Much as been said about the new kid in town. Yes, you got it, the fifth generation technology standard for broadband cellular networks or 5G in short. It has been marketed as a revolutionary technology. From what we see in the news it is like god himself descended to earth. New revolutionary applications are awaiting in the corner, at least its what we are made to believe. Miracles are promised in healthcare industry.
Here we can see some miracles of 5G formalized.
- Large Data Files
- Real-Time Remote Monitoring
- Sensor Innovation
The article finishes with
5G will make these technologies function in ways that 3G or 4G LTE couldn’t.
Yes I agree. 3G or 4G were not ideal to fulfill this. But I will say more, nor is 5G.
How dare you? You may say! Yeah, fair question. So lets start first by talking about what is 2G,3G,4G and 5G.

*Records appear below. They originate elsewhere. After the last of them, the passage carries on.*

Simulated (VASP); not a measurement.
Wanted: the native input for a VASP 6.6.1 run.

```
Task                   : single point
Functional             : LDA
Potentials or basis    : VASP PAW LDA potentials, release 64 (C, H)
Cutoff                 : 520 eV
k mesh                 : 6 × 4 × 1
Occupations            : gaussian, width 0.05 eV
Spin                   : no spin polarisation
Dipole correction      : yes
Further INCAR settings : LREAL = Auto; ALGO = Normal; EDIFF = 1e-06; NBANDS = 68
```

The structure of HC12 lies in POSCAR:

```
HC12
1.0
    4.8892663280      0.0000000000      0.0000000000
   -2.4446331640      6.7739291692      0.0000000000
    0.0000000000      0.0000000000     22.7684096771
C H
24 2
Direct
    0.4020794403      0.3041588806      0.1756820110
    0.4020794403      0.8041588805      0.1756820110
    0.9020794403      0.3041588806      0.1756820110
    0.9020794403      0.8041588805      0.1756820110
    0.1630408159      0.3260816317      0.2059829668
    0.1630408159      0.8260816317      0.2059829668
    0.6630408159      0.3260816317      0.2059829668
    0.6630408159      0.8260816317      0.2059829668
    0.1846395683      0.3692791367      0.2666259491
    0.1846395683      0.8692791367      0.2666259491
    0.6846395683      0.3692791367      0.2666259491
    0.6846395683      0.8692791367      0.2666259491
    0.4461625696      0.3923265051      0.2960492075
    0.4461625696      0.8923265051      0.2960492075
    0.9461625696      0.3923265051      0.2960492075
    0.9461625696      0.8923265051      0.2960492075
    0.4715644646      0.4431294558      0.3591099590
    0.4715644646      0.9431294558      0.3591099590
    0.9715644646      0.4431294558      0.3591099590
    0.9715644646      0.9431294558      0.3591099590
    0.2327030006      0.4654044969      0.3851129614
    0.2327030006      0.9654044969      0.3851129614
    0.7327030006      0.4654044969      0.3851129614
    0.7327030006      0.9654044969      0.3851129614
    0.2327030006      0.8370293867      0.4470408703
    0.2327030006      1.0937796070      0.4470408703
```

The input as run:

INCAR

To understand better the differences between the several broadband cellular network standards it may help to check this article. Here we can see that on each new iteration we migrated to a higher range of the electromagnetic spectrum.
So what? You may say. It turns out that reality is not only roses and champagne. Higher frequencies enable us to exploit higher data transfer rates but at a price, a costly one. In this article we can see that
The trade-off for speed at mmWave frequencies is limited range. Testing of 5G service range in mmWave has produced results approximately 500 meters from the tower, meaning a huge propagation of MIMO-enabled antenna arrays would be required for pure standalone 5G deployment. In addition, the inability of millimeter wave signals to penetrate obstructions further limits the range potential because these obstructions would need to be factored into network designs for mobile users.
I would like to highlight the 500 meters range as a not so small detail. Compare this to the 4G standard that operates in the 32km range and you can start to figure out some issues with 5G. Going back to the previous picture we now have the following for the range
This means the following scenario regarding cell tower distribution
Which means that for the same area the amount of towers would increase by a lot. The density will be so high that the investment will only make sense in places of dense population. But even there it will be costly. And that because there is another factor inability of millimeter wave signals to penetrate obstructions. Yes another for fuck sake moment. So even if it makes sense in an economical standpoint to distribute all these cell towers it may not work as expected because it is dependent on the obstructions it may find.
Now lets look at the hypothesis we assumed to end up with a viable 5G setup
- High dense population (to justify the investment in cellular infrastructure), or the economical argument.
- High number of cell towers distributed
- Amount of obstructions in the acceptable range (something to investigate)
By looking at theses assumptions some questions arise immediately. What about not so dense areas? Will lack 5G? But if not does it make sense to put 5g infrastructure everywhere? If not where do we will have 5G and where not? What about 5G fairness? Will we end up in a highly asymmetrical scenario in which some have, others don't, access to 5g?
Now back to reality. We are in 2021 (at time of writing) and lots of places in our country (Portugal) don't have access to optical fiber network and where a significant part of the ISP provide very low and unstable internet access. Another question. Can 5G help here? Maybe I'm wrong but I'm skeptical here as well. And this is the reason.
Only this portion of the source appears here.